What Christopher Nolan Can Tell You About Directing Your Life

by
Nolan

Christopher Nolan is one of the most desirable high-budget directors, writers and producers in the world. Still in his 40s, Nolan has racked up quite the résumé over the last two decades. His credits include films like Memento, The Prestige, Batman Begins, The Dark Knight, The Dark Knight Rises, Inception and Interstellar. This summer, moviegoers across the globe are expected to pour into theaters to catch Nolan’s latest, Dunkirk, which chronicles an evacuation of Allied forces from France during World War II.

To date, Nolan’s films have netted nearly $2 billion on a global scale. From what it looks like, that figure will only continue to swell as the filmmaker’s career evolves.

Nolan, who started making films when he was a kid, is completely self-taught; he never went to film school. The reason he succeeds so magnificently is because he’s viciously focused on storytelling and cares a great deal about what matters to his craft. Nolan also knows how to shut out the bells and whistles that distract most people from reaching their full potential. Believe it or not, he doesn’t own a phone and doesn’t have an email address—imagine that.

This is not to say that you need to smash your smartphone and start ignoring emails from your bosses and coworkers to become a more productive and effective worker. Rather, if you are leading a complex project, you will probably be more successful in your efforts if you know how to focus on what’s important when things get hectic or confusing.

That’s because the fewer distractions you have, the easier it becomes to make better decisions in difficult and complicated situations.

For many of us, it’s safe to say that we’ll never be charged with steering multi-million dollar projects like Nolan is. (But, to be fair, you never know.) Still, the filmmaker’s success can teach us a whole lot about how we can become better at our own crafts.

Practice mindfulness

By now, you’ve probably come across the term “mindfulness” over the course of your readings about productivity. If you haven’t, mindfulness can be defined as the practice of paying more attention to the present moment and using your brainpower to consciously focus on the task at hand—not the millions of distractions that abound.

In today’s world, distractions come at us from every conceivable angle. Our inboxes are flooded with requests and inquiries. Social media sends us an endless avalanche of notifications. Our friends and loved ones call and shoot us text messages periodically over the course of the day. The list goes on.

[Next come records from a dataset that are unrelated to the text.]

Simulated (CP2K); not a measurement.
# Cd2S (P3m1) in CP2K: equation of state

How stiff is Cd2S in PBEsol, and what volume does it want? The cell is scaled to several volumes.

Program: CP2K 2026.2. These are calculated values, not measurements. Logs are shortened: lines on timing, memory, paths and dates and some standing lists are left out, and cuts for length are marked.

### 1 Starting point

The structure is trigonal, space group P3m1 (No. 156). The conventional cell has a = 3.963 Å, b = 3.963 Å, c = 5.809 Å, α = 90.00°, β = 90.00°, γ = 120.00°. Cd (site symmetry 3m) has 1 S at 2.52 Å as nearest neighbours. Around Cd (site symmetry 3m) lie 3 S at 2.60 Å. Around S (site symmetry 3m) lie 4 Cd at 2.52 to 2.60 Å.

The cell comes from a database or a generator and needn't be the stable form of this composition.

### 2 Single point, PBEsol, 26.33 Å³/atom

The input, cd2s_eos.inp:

It’s impossible to do your best work if you can’t focus on what needs to be done. Therefore, it should come as no surprise that mindfulness has been linked to success with very high-level decision making. Mindfulness practitioners have proven to be better readers and have stronger working memories. They’re also able to better focus on the task at hand. When you are able to tune out unhelpful stimuli, you’re able to tune in to the things that matter most. In this light, mindfulness also helps with both near-term and long-term strategic planning.

Are you addicted to distractions?

If you’re the type of person who’s glued to a screen all day, take comfort in the fact that you’re not alone. One recent study found that one out of every eight people is absolutely addicted to their smartphone. Making matters worse, the research also revealed that we become increasingly addicted to our devices the more we use them.

So maybe the devices that promise us productivity actually work against us.

The good news is that if you find yourself in such a predicament, you have the power to conquer your addictions. It starts with having the right mindset and believing that you are always a work in progress and that you alone have the ability to change your thoughts and behaviors.

If you want to bring Christopher Nolan’s remarkable focus to your own projects, you may want to take up mindfulness. A recent study from the University of Wisconsin-Madison found that media multi-taskers—defined as those who, for example, read a book while listening to music or watch a movie while texting their friends—benefited from doing simple meditation exercises.

Think about it this way. Have you ever felt your phone buzz in your pocket only to check it and see that no one’s called or texted you and you have no notifications? There’s actually a name for that—phantom vibration syndrome—and it’s more common than you might think. Of course, when this occurs, you’re just imagining the buzzing sensation you’re familiar with when someone actually sends you a text message. But since no one is texting you, it just means your brain is devoting however many resources “checking in” with the nerves in your thigh.

In other words, you’re distracted—consciously or not.

From a professional perspective, you can only reach your full potential when you have a clear mind. If you feel as though your life is too chaotic and you’re always running around and are thus incapable of producing at your highest levels, you may want to:

  • Accept things the way they are.
  • Do your best to live in the moment.
  • Visualize what you want to accomplish and work hard toward that goal.
  • Use your devices as infrequently as possible.
  • Take small steps on the way to conquering large objectives.

You may never direct a global blockbuster, but you will almost certainly have the chance to make a noticeable impact on specific projects and initiatives you champion over the course of your career. The fewer distractions that occupy your thoughts, the more successful you’ll be at the work you do.

So take a deep breath. Exhale. The future belongs to you.